We all know that traditional electromechanical instruments are relentlessly being replaced with LCD screens. Generally, this can be a good thing, as the screens weigh less and can display much more and more varied types of information. But there's one catch: they must be rectangular. Not anymore.
Sharp has developed a new process to make color LCD displays that eliminates the old constraint that the display has to have four flat sides. These new displays only require one flat side, and everything else can be as curvy or jagged as the designer wants.
Technically, there's nothing wrong with rectangular dash instruments, but years of tradition and a good dose of skeuomorphism mean that car dashboard designers have been fighting for years to force non-rectangular shapes onto devoutly rectilinear screens. The result has usually been a lot of masked-off areas and wasted space, which I personally think could be put to good use.
It's funny, but when I wrote that article up there I was pretty sure no LCD company would bother trying to develop non-rectangular LCDs. Boy was I wrong. I underestimated both the importance of the automotive market to LCD manufacturers (think about how many more screens they can get us to buy once we decided that every car has to have them) and the intensity of longing of designers for non-rectangular screens.
The examples Sharp is showing are clearly targeted at the automotive sector, with three round gauges shaping the screen, or a nice gradual arc for the instrument binnacle, or holes in the screen to accommodate knobs and buttons.
They're accomplishing this by moving the minuscule pixel-driver chips from the edges of the screen to spaces between the pixels. I'm not certain yet if this will affect dot pitch or not, but from the images we're seeing from Sharp's booth at Japan's Ceatac expo, it doesn't look like it. An added benefit is that the pixels can now almost reach the edges of the screen nearly eliminating any bezel area.
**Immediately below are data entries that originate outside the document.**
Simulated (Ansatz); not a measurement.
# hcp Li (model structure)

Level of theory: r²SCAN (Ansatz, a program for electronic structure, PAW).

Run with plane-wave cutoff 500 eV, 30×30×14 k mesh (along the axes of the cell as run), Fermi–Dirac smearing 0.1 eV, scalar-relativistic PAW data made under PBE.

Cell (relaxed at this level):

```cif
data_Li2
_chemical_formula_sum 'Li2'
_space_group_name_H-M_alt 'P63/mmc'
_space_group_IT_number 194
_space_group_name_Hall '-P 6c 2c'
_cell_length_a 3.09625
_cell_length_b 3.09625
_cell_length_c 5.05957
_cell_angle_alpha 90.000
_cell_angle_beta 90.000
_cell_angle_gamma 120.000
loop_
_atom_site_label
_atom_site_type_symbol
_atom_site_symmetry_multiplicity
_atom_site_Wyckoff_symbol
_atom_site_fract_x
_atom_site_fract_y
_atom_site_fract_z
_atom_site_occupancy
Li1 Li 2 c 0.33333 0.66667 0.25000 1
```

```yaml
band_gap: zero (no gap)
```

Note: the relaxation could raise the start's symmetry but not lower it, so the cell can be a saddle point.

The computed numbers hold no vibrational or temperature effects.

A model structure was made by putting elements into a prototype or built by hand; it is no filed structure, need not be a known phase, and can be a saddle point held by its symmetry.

These will initially cost a premium I'm sure, but that price will come down, and this tech will trickle down from the premiums into lower segments, just as we've seen with conventional LCDs previously.
I'm more excited about the idea of having multiple sizes of round screens to replace gauges on vintage cars, with software tools to both emulate the look of the original gauges or design your own gauge faces. That would be awesome.